Experiments and Pratfalls

John Haber
in New York City

Nam June Paik

For a man who invented an entire art form, Nam June Paik can easily pass instead for a lovable eccentric. His form of video art indeed plays that role with abandon. It shows off his passion for junked TV sets, maddeningly unstructured images, and seriously funny performances.

At his death in January 2006, six years after a Guggenheim retrospective, one lost a remarkable innovator and a fitting icon of the 1960s, but can one still recall his influence? One had better. One can see his mark not just in new media. One can call works of his single- or multiple-channel video, performance or Pop Art assemblage, Minimalist or excessive, installation art or just playing around. Whatever one chooses, one finds it in the madness of contemporary art as well. It can lack depth, coherence, or even feeling, but one finds that problem everywhere today, too. Buddha (Museum for Contemporary Art/Center of Art and Media, Karlsruhe, 1989)

A postscript takes him to 2014 and a smaller survey. His goal was not to create high-tech toys, he long insisted, but "to humanize the technology." How then can Asia Society call its show "Becoming Robot"? The secret is to take each word seriously, the becoming along with the robot. It makes for a more interesting survey, with a focus on growth. And somehow it also makes for a more human one.

Video artist dies: details at eleven

Then again, video art alone has diverse and complex histories, while in turn art influenced TV. Video installations and single-channel video can have me wondering about a medium's split personalities. Instead of a single progenitor, one can see instead a family tree. (Michel Foucault would have said a genealogy.) And wherever one looks to locate an origin, Nam June Paik was there. He latched from the start onto a medium as elusive as a peep show and as interactive as a video game.

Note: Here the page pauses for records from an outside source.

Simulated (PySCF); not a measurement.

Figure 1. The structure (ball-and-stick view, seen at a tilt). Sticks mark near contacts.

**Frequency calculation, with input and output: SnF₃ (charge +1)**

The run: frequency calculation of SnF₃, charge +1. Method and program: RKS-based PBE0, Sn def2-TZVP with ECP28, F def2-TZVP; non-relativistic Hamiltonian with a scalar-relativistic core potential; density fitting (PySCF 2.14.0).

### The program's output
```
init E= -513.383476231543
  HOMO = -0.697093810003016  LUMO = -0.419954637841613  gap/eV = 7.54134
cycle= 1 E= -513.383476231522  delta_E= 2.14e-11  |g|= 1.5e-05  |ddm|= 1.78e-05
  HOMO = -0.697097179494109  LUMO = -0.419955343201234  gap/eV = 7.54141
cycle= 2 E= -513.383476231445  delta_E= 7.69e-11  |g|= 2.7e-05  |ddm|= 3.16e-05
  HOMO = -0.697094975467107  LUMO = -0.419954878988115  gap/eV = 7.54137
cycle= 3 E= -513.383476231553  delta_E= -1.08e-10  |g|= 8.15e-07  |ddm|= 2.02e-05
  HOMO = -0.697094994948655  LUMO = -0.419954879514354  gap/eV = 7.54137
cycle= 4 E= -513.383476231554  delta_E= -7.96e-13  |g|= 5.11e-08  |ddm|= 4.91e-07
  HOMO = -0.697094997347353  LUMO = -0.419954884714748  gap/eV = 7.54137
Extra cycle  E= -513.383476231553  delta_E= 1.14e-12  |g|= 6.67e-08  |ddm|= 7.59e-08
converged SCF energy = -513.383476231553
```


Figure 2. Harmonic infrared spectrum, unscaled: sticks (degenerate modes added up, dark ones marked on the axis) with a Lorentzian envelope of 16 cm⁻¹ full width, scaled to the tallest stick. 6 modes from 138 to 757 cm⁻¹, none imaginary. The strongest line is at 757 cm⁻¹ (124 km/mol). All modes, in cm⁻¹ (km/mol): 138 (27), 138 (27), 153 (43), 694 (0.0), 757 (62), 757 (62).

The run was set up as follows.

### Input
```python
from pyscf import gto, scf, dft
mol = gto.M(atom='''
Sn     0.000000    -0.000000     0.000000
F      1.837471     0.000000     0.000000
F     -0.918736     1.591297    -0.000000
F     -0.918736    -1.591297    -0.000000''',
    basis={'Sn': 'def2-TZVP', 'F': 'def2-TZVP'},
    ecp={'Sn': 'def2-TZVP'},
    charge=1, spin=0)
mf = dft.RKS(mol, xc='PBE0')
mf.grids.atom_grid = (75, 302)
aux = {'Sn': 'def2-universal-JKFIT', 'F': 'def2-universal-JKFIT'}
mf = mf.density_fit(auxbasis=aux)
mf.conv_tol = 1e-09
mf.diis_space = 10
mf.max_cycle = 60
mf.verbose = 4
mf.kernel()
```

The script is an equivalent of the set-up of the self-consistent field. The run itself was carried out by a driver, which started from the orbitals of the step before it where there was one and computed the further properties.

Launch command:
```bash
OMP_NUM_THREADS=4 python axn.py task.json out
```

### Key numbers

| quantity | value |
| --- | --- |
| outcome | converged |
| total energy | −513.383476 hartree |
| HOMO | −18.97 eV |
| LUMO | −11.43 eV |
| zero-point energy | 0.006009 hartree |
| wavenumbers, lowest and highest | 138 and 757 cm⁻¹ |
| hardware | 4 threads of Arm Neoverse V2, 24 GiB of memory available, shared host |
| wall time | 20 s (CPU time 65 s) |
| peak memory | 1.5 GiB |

Way back in 1963, he created the first music video, without even a band. Exposition of Music-Electronic Television, his first solo show, filled a German gallery with doubly altered television sets. Set at almost any angle but upright, they turned a viewer's space all but upside down. And the distorted reception reflected music, performance, and still-emerging technologies. This work multiplies and displaces both the image and the viewer.

Call that video art—or art of the machine? Two years later, Paik invented it again. He bought a new invention, a Sony Portapak, just in time to catch the Pope's visit to New York. Video was born, with the new child all but blessed by the proper authorities. Now Paid could use an ordinary TV display for his art. One gets agonizingly slow-paced, personal narratives, like Andy Warhol with his innovative mix of home movies and underground film.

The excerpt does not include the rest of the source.